Many of the district boundaries that were established by Ali’i (chiefs) in this period still exist today, but the effects of this society’s rules echoed out into one of Hawaii’s most important eras. The legendary Umi line of chiefs, of which Kamehameha was a member, arose in Hamakua’s Waipio Valley. Hawaiian legend holds that Kamehameha was hidden in the Waipio Valley in order to protect him from a rival chief.
In the early industrial era, small farmers with a few hundred acres of land gave way to incorporated sugar plantations along Hamakua. The Honokaa Sugar Company grew to more than 5,500 acres in less than 20 years before merging with the Pacific Sugar Mill in 1928 and more than doubled that number. Coffee plantations were also a major player along the Hamakua Coast, with the largest plantation existing in Pohakea. Once the massive Hamakua Sugar Company closed down in 1994, a renewed interest in high-quality coffee and opportunistic local farmers sparked an uptick in regional and artisanal Hawaiian coffee in the area.
Much of the labor on these large-scale plantations were Hawaiian, but after a ban on Chinese immigration in 1882, the islands became a major attraction for working immigrants from Japan, Portugal, Puerto Rico, Korea, and the Philippines. Because much of the communities in Hamakua were dependent on the plantation ownership and populated with immigrant families, the populations were largely decimated once the plantations closed. Only Honokaa remains as a viable, flourishing community from this era.
Present Day Hamakua
Still an agricultural force on the Big Island, Hamakua continues its legacy of ranching and farming. Smaller, family-owned ranches continue to exist in the area, as do artisanal coffee and macadamia nut plantations. One such popular plantation is the Hamakua macadamia nut plantation, with large sillos full of these Hamakua macadamia nuts. The plantation has a visitor’s center for anyone that wants to learn more about the Hamakua macadamia nuts and even taste test one.

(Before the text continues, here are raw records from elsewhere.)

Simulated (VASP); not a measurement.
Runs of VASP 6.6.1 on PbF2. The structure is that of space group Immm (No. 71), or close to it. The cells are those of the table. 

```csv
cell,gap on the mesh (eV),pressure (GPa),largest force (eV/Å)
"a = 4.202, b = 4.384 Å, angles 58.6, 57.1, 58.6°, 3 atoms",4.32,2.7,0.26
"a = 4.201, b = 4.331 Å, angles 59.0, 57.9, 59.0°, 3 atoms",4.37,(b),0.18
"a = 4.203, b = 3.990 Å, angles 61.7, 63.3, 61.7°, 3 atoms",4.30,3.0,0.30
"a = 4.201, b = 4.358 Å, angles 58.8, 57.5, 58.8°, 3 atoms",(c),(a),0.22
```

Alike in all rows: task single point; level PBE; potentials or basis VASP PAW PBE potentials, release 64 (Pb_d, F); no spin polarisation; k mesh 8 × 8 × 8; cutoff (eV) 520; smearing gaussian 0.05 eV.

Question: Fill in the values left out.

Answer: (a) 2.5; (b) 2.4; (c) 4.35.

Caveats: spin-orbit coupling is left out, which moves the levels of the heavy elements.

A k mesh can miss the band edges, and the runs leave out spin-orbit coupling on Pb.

The lush rainforests of present day Hamakua provide ample opportunity for scientific research and the supporting botanical gardens in the region reinforce the diverse and unique ecosystem along the slopes of Mauna Kea.
Travel to Hamakua usually means a trip along the high plateau between Mauna Loa and Mauna Kea, but access from the north and south are possible via smaller, winding roads. Visitors who venture to the northeastern point of the Big Island are rewarded with awe-inspiring views of rainforests, immense waterfalls, and seaside vistas that will last a lifetime.